The direction Israel’s democracy is taking will be decided to a large extent today. It depends on one man – Knesset Speaker Yuli Edelstein. Admittedly, he has been acting on behalf of his master, Prime Minister Benjamin Netanyahu, who refuses to recognize the results of the election. But the decision on whether to obey the High Court of Justice and convene the Knesset on Wednesday to elect a new speaker – or alternatively, to defy the court and cause a constitutional earthquake – rests in his hands alone.
Less than an hour and a half after he informed the justices that he didn’t intend to listen to them, they ruled that Edelstein must convene the Knesset and enable it to vote on replacing him by this Wednesday. The justices threw him a lifeline on Monday so he could extricate himself from the corner into which he had backed himself, in his master’s service,. But Edelstein chose instead to tie that lifeline around the neck of Israeli democracy.

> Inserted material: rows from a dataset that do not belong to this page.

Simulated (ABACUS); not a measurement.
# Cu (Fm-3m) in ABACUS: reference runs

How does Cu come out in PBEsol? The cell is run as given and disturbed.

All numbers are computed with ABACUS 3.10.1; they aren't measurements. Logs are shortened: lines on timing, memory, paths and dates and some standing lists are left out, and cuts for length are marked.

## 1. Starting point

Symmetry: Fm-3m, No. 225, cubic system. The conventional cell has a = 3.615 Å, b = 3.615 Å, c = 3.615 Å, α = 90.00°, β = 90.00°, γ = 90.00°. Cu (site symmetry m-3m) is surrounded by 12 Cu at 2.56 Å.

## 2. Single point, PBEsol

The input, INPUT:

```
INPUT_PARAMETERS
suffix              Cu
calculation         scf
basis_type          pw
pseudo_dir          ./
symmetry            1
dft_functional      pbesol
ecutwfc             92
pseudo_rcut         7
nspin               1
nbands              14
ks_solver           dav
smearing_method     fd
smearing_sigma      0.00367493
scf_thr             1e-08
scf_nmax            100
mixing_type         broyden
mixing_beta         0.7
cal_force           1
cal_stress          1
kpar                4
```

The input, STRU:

Of course, Edelstein isn’t democracy’s sole assassin; he is part of a broader political camp. The justice minister’s response to the court’s initial ultimatum has to be read twice to be believed: “If I were the Knesset speaker, I would respond, ‘No,’” he tweeted. But on second thought, nobody should be shocked by this disgrace, since Amir Ohana had declared upon entering the ministry that High Court rulings needn’t always be obeyed.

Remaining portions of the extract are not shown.